[PATCH] D100161: Redistribute energy for Corpus

Matt Morehouse via Phabricator via cfe-commits cfe-commits at lists.llvm.org
Mon Apr 12 10:37:34 PDT 2021


morehouse added a subscriber: metzman.
morehouse added a comment.

Thanks for sharing your data.  Took a quick look and seems promising.

I would like to try this on FuzzBench before accepting the patch though.  FuzzBench has a very nice experimental framework for evaluating changes like this.

> It seems that FuzzBench does not accept this parallel mode evaluation.

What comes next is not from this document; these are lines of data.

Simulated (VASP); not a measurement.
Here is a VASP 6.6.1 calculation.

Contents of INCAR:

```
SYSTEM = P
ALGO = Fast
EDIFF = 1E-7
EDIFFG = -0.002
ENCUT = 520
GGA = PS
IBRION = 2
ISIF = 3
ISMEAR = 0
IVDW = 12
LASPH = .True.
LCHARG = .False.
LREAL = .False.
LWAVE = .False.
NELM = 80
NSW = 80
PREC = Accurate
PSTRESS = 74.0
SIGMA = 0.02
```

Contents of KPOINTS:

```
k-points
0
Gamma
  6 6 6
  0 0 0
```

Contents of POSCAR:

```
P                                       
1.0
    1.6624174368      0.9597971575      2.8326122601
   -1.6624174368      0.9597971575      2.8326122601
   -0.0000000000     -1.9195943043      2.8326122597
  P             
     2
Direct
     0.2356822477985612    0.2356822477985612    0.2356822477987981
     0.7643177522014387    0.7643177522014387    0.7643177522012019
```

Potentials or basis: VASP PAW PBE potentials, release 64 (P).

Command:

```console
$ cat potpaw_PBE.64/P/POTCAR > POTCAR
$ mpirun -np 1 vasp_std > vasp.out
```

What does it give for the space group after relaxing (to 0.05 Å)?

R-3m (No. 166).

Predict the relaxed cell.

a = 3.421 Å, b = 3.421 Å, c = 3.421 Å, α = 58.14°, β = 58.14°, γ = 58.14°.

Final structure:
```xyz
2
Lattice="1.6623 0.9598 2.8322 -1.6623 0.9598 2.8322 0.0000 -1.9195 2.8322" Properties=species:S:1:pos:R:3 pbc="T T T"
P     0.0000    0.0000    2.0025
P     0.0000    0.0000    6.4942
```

I talked to @metzman who manages FuzzBench.  Sounds like you're correct, FuzzBench uses only one worker process in fork mode.  @metzman said we could probably run a special experiment with more workers to evaluate this patch.

Another approach that might be worth doing, is to make the patch effective even for a single worker.  For example, maybe we randomly pick from a subset of the corpus for that single worker.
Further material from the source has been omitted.